It’s especially important to document your entire process so users have an objective source to look to for answers.
For example, your API offers weather report information to its users. If one of your users is a Smart Thermostat that accesses your API at regular intervals to update the weather, a design error could cause these calls to go into an infinite loop, requesting weather data several times per second. By documenting the way your tiers are structured, your user better understands what kinds of errors they could run into, what protections you have in place, and what the consequences of exceeding their limit could be.
In addition to being transparent about the reasons for your limits, it’s also important to be transparent as your API is being used. Including counters in response headers ensures that users know where they are in relation to your limits.
This is important because it allows your users to make informed decisions. The number of requests you allow can vary greatly depending on your API, but a best practice for rate limit implementation is to make relevant information accessible to your users, both as they’re implementing your API and as they’re using it.

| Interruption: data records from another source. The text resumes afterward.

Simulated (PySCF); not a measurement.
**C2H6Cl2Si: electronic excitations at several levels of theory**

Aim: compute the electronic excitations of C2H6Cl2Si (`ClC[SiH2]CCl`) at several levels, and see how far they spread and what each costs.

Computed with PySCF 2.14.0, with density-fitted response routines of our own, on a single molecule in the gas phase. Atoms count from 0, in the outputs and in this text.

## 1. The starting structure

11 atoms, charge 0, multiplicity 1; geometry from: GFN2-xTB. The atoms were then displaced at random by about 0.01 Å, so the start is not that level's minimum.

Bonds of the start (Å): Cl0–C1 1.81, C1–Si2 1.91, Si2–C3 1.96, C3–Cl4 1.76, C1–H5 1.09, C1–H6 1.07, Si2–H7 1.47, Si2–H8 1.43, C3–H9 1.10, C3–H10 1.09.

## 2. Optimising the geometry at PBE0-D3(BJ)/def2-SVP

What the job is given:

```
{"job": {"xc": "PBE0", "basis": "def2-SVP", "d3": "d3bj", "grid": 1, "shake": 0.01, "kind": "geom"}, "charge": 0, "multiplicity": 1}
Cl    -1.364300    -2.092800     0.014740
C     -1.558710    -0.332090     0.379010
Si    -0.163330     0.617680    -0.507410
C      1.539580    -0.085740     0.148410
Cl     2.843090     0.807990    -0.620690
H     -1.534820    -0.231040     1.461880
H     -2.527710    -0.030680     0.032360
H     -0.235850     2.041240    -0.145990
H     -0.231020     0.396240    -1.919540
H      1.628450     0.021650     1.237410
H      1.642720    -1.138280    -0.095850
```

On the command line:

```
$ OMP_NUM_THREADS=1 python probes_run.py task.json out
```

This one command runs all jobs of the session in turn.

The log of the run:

The throughline of these best practices is that you should equip your users to make informed decisions. Rather than exploiting their uninformed decisions for a quick payout, it’s better for you and for your users to treat people fairly and transparently.
Managing an API can be a headache, but The Auth API has a team of qualified experts to take the most technical aspects of API management off your hands.
The Auth API specializes in API key management and analytics, helping you leverage your API to maximize your ROI.
Don’t reinvent the wheel—see how The Auth API can help you achieve your goals by signing up for a free trial today.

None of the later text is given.